Following the hearing, the ULJ determined that relator was “discharged from her employment due to tardiness and absenteeism pursuant to Edgewood’s attendance policy.”  The ULJ made the following factual findings:

The evidence shows that some of [relator’s] absences were due to personal and family illness.  However, some of them were due to other reasons.  In addition, she was also tardy on a number of occasions.  She received warnings and notices concerning her tardiness and absenteeism and the loss of attendance points.  At the end of her employment, she was absent from work for three days for reasons other than illness.


We further conclude that on June 23, 2005 she did not call in that day.  We find persuasive the testimony and evidence submitted by Edgewood showing that a representative of Edgewood called [relator’s] home on June 23, 2005 and left a message after [relator] had not reported for work as scheduled and later a man called Edgewood to report that [relator] would not be at work. 


As a result, the ULJ concluded that relator “engaged in intentional, negligent, or indifferent conduct that displays clearly a serious violation of the standards of behavior the employer had the right to reasonably expect of the employee or that display clearly a substantial lack of concern for the employment” and that relator was discharged due to tardiness and absenteeism pursuant to Edgewood’s attendance policy.  When relator sought reconsideration, the ULJ affirmed. 

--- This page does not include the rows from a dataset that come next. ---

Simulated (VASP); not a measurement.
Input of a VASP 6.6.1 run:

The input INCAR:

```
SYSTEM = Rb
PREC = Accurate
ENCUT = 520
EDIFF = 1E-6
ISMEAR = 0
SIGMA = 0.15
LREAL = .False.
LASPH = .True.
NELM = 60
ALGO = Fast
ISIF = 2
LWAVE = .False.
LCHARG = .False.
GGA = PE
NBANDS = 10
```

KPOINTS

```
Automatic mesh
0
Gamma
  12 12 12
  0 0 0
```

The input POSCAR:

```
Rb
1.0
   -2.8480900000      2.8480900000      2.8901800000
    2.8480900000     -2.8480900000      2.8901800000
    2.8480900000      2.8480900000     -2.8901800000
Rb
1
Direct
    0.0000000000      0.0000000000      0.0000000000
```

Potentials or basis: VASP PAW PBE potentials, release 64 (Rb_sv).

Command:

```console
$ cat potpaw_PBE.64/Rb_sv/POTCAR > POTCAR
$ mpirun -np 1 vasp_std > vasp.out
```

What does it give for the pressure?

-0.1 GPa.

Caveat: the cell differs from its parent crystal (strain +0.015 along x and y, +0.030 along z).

This certiorari appeal follows.


Relator brings this certiorari appeal to challenge the ULJ’s decision that she is disqualified from receiving unemployment benefits because of employee misconduct.[2] On review of the ULJ’s decision, this court may affirm, remand for further proceedings, reverse, or modify the decision.  Minn. Stat. § 268.105, subd. 7(d) (2006) (setting out standard of review for ULJ decisions issued on or after June 25, 2005).  Reversal or modification is appropriate

if the substantial rights of the petitioner may have been prejudiced because the findings, inferences, conclusion, or decision are:

(1) in violation of constitutional provisions;

(2) in excess of the statutory authority or jurisdiction of the department;

(3) made upon unlawful procedure;

(4) affected by other error of law;

(5) unsupported by substantial evidence in view of the entire record as submitted; or

(6) arbitrary or capricious.


Id.  Whether an employee engaged in conduct that disqualifies her from unemployment benefits is a mixed question of fact and law.  Schmidgall v. FilmTec Corp., 644 N.W.2d 801, 804 (Minn. 2002).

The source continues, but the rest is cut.